The 2013 Jeep Patriot is something of a mixed bag, disappointing in some ways and worthy of respect in others.
The reason could simply be that the compact Patriot was born in 2007, a time when parent Chrysler was in a big financial hole and digging itself deeper all the time. Penny pinching was apparently the order of the day.
The bang-for-the-buck strategy can be seen in the two-for-one development of the Patriot and its fraternal twin, the Jeep Compass. The only real difference between the two is the exterior styling — enough of a separation, Chrysler obviously hoped, to expand the customer pool.
Add to that the fact that both Jeeplets were derived from the same platform that underpins the mostly unloved Dodge Caliber, and it’s not hard to believe how overall costs were held in check.
Chrysler believes cost to the consumer is a big plus and bills the 2013 Jeep Patriot as the “best-priced 4X4 in America. “ But that isn’t necessarily the ringing endorsement it is intended to be.
For the record, I should note that the best-price claim of $15,995 is for the base front-wheel-drive Sport model. The vehicle I drove, a mid-level Jeep Patriot Latitude 4X4, carried a suggested base price of $22,880 and a bottom-line of $26,320 once all the options were added in. Not bad, but not exactly peanuts, either.
Based on my week with the car, I’d say the two biggest disappointments were the powertrain and the interior.
The 2013 Patriot I drove teamed a continuously variable transmission with a 2.4-liter, four-cylinder engine that produces 172 horsepower and 165 pound-feet of torque.
Step on the gas and there’s a lot of smoke (ok, no smoke, just noise) but no fire. The engine drones while the CVT is adjusting gear ratios to suit the level of acceleration. But, nothing much in the way of forward motion happens.
The run from a stop to 60 mph takes 10 seconds, more if there is any sort of incline to challenge the Patriot’s progress. At least I was glad I wasn’t driving a model with the base engine, a 2-liter, four-cylinder model that puts out 158 horsepower and 141 pound-feet of torque.
Looking to the updated 2014 models already on dealer’s lots, engine choices won’t change but performance should improve, thanks to the availability of a traditional six-speed automatic transmission.

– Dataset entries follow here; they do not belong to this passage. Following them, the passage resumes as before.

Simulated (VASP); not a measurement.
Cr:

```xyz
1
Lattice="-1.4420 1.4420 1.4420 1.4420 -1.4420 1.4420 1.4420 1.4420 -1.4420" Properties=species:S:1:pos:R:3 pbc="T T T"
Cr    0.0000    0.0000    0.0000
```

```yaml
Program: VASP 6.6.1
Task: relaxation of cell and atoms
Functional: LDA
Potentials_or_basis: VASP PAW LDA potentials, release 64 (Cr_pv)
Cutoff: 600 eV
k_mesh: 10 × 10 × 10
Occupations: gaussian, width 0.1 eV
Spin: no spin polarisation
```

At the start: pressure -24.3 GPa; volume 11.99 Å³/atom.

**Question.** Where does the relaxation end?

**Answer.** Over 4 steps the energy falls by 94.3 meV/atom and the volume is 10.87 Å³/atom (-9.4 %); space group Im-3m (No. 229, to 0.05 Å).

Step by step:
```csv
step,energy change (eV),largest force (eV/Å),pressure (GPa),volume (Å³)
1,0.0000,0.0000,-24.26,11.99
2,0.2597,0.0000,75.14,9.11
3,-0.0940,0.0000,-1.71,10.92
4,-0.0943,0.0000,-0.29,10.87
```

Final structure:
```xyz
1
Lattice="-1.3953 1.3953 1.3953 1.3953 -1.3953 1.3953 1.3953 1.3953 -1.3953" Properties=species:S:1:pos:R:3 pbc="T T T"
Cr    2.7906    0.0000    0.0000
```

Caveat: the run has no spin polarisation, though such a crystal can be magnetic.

To be fair, the performance of the 2013 Patriot Latitude was generally adequate on the level roads in and around Scottsdale, AZ, where I drove the Jeep during a visit with my daughter and her family.
And, if I wanted to move out a bit more swiftly, I put the center console-mounted shifter into manual mode and the transmission became more responsive, acting somewhat like a traditional six-speed transmission.